Pilates was invented by Joseph H. Pilates, a German gymnast, during WWI and was originally called 'Contrology'. With his system of exercises focusing on conditioning the entire body he sought to rehabilitate veterans of the war believing that their mental and physical health was connected. In England in 1912 he was arrested as an "enemy alien" and sent to confinement during which time he refined his exercises by using springs for resistance and support. This was the beginning of developing what was to become six different pieces of apparatus. In 1926, Joseph immigrated to the US and opened a studio in New York. There his practice gained popularity among performers, dancers and New York's elite. During his lifetime the practice was never extremely popular or acknowledged for its health benefits which caused him distress. After his death his students began teaching the practice throughout the US and it grew into the popular technique of today.
Pilates focuses on the concept of the "unified body" using precise movements geared towards the strengthening of core muscles. The exercises center on muscles used to maintain posture, improve balance and support the spine. Pilates also teaches awareness of the length and alignment of the spine and strengthens torso muscles to improve stability. The basic principles of Pilates include alignment, breathing, centering, concentration, control, precision, efficiency, and flexibility.

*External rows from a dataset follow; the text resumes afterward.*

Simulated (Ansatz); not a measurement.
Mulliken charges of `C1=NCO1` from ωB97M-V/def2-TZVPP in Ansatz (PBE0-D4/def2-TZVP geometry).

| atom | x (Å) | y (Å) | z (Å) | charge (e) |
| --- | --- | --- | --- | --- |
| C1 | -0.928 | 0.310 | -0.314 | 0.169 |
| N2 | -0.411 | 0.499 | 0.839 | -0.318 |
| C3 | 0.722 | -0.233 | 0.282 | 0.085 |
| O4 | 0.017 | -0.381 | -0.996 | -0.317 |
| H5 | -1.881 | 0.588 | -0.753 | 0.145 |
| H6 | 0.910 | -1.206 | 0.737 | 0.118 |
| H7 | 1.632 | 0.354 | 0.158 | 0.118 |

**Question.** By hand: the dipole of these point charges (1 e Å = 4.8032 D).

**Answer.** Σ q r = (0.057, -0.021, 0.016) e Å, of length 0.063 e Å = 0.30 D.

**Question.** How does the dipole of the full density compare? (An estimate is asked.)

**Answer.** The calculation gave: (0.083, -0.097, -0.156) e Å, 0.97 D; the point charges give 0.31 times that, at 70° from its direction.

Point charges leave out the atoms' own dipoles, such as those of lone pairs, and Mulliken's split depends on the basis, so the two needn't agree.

Those who show a basic proficiency in Pilates are eligible for training to become an instructor. Teacher certification programs can range anywhere from 50 to 600 hours. While there is no set framework or standardization for training as a Pilates instructor, providers generally undergo two components of certification. The first is Pilates mat certification, which involves the mastery of basic mat exercises and how to adapt them to different types of students. Upon successful completion of a written exam as well as a teaching demonstration, providers are then permitted to pursue comprehensive Pilates certification, which includes knowledge of all equipment. Providers often pursue additional training in specialized Pilates rehabilitation exercises, but the amount of training can vary greatly by provider.
Credentials and Regulation Bodies
Currently there is no official accreditation or regulation body for Pilates. However, the Pilates Method Alliance (PMA) has come forth with a rigorous certification exam approved by the National Commission for Certifying Agencies that instructors can take. A PMA certified Pilates instructor meets the high professional standards of the PMA. In addition the United States Pilates Association (USPA) approves the New York Pilates Studio certification process; however, this is only available in 8 USPA training centers around the country.
The United States Pilates Association (USPA) is the main national association for Pilates instructors. It established the first official educational training system for Pilates instructors with its New York Pilates Studio certification process. The Pilates Method Alliance is an international organization which seeks to promote the profession of Pilates instructors and also establish international standards in the field.
Pilates can be taken in a group class format or in private sessions. If it is at a fitness club, it is usually included in your membership. Paid group classes are $20 on average. Private yoga sessions can average $60 to $80 per hour.